NCLAT Fortnightly: Important orders on IBC (November 1 – November 15, 2023)

The article provides a brief look at important orders passed by the NCLAT under the IBC between November 1 and November 15, 2023.
NCLAT Fortnightly November 1-15, 2023
NCLAT Fortnightly November 1-15, 2023

The following is a snapshot of the important orders passed by the National Company Law Appellate Tribunal (“NCLAT”) under the Insolvency and Bankruptcy Code, 2016 ("Code”) during the period between November 1, 2023 to November 15, 2023.

For ease of reference, the orders have been categorized and dealt with in the following categories, that is, pre-admission stage, Corporate Insolvency Resolution Process (“CIRP”) stage and miscellaneous.

Pre-admission stage

1. In Lata Gole v. LCL Logistix (India) Private Limited & Ors. (Company Appeal (AT) (Insolvency) No. 1421 of 2023), the NCLAT noted that where the debt was due and payable, in a Section 9 application the Adjudicating Authority need not be concerned about whether cheques issued by the Corporate Debtor were security cheques or not, which determination is part of proceedings under the Negotiable Instruments Act, 1881.

2. In Hytera Communications Corporation Limited v. Simoco Telecommunications (South Asia) Limited (Company Appeal (AT) (Insolvency) No.1116 of 2022), the principal bench of the NCLAT held that a failure to obtain permission for remittance of amount overseas would not be a valid defense against a corporate debtor’s default in repayment.

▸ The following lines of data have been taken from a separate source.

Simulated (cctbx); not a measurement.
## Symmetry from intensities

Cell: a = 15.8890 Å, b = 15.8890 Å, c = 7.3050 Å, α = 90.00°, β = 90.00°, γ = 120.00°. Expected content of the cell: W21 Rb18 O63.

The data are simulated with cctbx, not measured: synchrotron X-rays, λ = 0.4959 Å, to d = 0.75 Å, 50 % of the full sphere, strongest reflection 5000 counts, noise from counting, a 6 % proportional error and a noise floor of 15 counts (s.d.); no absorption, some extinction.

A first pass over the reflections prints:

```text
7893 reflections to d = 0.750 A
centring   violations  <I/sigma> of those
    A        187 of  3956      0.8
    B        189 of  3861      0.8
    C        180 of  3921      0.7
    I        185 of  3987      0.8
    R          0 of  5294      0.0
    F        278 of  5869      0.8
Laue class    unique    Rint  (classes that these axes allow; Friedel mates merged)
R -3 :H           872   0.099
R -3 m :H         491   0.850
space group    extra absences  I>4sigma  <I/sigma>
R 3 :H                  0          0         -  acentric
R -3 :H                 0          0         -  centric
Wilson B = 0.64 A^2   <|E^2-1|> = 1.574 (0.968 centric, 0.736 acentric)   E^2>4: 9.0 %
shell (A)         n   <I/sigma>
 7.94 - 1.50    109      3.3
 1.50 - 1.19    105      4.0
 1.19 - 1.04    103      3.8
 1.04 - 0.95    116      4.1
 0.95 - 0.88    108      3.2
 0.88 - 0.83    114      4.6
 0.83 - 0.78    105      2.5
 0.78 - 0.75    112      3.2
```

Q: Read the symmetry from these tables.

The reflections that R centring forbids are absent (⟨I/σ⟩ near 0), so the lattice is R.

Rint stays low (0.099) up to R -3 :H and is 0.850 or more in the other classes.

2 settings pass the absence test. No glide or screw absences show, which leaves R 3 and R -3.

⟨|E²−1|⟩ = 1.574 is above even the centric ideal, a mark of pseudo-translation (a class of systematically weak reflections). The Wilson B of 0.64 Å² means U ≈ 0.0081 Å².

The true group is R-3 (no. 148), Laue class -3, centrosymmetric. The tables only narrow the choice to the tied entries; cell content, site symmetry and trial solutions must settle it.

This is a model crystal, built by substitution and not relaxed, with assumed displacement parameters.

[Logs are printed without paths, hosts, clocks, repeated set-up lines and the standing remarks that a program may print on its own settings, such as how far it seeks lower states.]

Interestingly, the NCLAT in the instant case took note of decision of Chennai bench in Maulik Kirtibhai Shah v. United Telecoms Limited (Company Appeal (AT) (CH) (Ins.) No. 268/2023 IA No. 834/2023), which had observed that a claim arising out of a settlement agreement would not be an operational debt. Despite the principal bench in Ahluwalia Contracts (India) Limited v. Jasmine Buildmart Private Limited (Company Appeal (AT) (Insolvency) No. 345/2023 & IA No. 11164/2023), itself taking a view contrary to the Chennai bench, the NCLAT did not offer any further comments upon the legality of the aforesaid observation.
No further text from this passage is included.